Federal agents who swept into Charlotte and Raleigh in November to arrest undocumented immigrants were often met by protesters who used their mobile phone cameras to record the agents’ actions.

Since then, a federal agent fatally shot an “ICE watcher” in Minneapolis and hit those protesting the agents’ presence with blasts of tear gas and eye-irritant sprays.

Nonetheless, a North Carolina group is continuing to mobilize volunteers to monitor federal agents’ actions.

Andreina Malki, an organizer with Siembra NC, said her group has trained more than 5,000 people in North Carolina in how to monitor and respond to sweeps from Immigration and Customs Enforcement (ICE) and Customs and Border Protection (CBP).

The group formed at the start of President Donald Trump’s first term in response to what its website calls “Trump’s war on immigrants, the gap in support and resources for the broader Latin community in North Carolina.” One of Siembra’s activities is to organize ICE watchers by areas of the state. It uses texts, a hotline and its Facebook page to have volunteers respond when federal agents attempt roundups of undocumented immigrants.

A federal agent’s fatal shooting of a woman who was participating in an ICE watch effort in Minneapolis has both frightened and motivated the group’s volunteers.

“We have volunteers with a lot of questions, like: ‘Can they get away with this?’ They are feeling scared, they are feeling heartbroken,” Malki said. But they’re also angered by what they’re seeing in the Twin Cities, she said, “and this makes them want to continue to work even more.”

Siembra has not altered how it instructs ICE watchers to capture scenes, but it has added more advice on how to stay safe.

“I don’t want to say we changed tactics because what we always did involved protected activities, such as recording and observing law enforcement. We don’t interfere, but we do record,” Malki said. But Siembra is providing more guidance to its volunteers on how they can minimize the risks to themselves.

Andrew Willis Garcés, a Siembra senior strategist who has monitored federal immigration agents in North Carolina for nine years, said volunteers are now being told not to use their vehicles to follow agents because “it greatly increases the likelihood of violence.” Volunteers should continue recording video even when told to stop, he said, to create as full a record as possible. And when told by agents to back up, volunteers should say, “I’m backing up. I’m complying,” in order to create a record if they are arrested for alleged interference, he said.

But volunteers are also being told that they will always be at risk of being roughed up, detained or arrested so long as federal agents keep taking an aggressive approach to protesters and people recording their actions.
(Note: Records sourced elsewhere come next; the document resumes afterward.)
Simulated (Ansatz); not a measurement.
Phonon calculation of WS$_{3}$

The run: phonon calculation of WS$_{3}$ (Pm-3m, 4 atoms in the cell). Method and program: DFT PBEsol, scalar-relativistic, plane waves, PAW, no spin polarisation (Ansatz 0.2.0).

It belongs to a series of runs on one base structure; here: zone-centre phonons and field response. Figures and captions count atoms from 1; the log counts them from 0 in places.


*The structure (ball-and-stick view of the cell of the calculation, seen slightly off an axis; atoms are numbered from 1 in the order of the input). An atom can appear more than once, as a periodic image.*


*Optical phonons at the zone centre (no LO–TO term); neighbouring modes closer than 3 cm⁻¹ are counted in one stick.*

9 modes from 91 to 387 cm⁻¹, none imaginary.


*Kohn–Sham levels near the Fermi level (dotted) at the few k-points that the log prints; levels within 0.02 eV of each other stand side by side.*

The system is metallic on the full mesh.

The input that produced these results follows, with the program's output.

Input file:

President Trump and other top federal officials have condemned groups that train ICE watchers as interfering with law enforcement.

Secretary of Homeland Security Kristi Noem called Renee Good, the ICE watcher shot in Minneapolis, “a domestic terrorist.” Vice President JD Vance said Good “was part of a broader left-wing network” that seeks “to attack, to dox, to assault and to make it impossible for our ICE officers to do their job.”

Malki said Seimbra is educating potential targets of ICE arrests about their rights and showing volunteers how to legally track and publicize the actions of militarized federal agents who are themselves breaking the law.

“It’s quite disturbing that we have just kind of accepted that there is this federal law enforcement that we have to follow around pretty much all the time because it is so commonplace for them to violate the rights of anyone they are encountering, including U.S. citizens,” she said.

It’s likely that Siembra will see more cause to train volunteers to monitor federal immigration agents. President Trump’s “one big, beautiful bill” adds tens of billions of dollars for immigration law enforcement, including funding to hire 10,000 more ICE agents.

All those agents will have to go somewhere. With more than 450,000 undocumented immigrants living in North Carolina, it’s likely they will be coming here.

If the agents come for undocumented immigrants, North Carolina volunteers will try to protect them from arrest and deportation.

Malki said undocumented immigrants and those related to them are frightened by the federal crackdown, but “We’ve also heard that they feel safe knowing that there are literally thousands of people in North Carolina that are watching out for them.”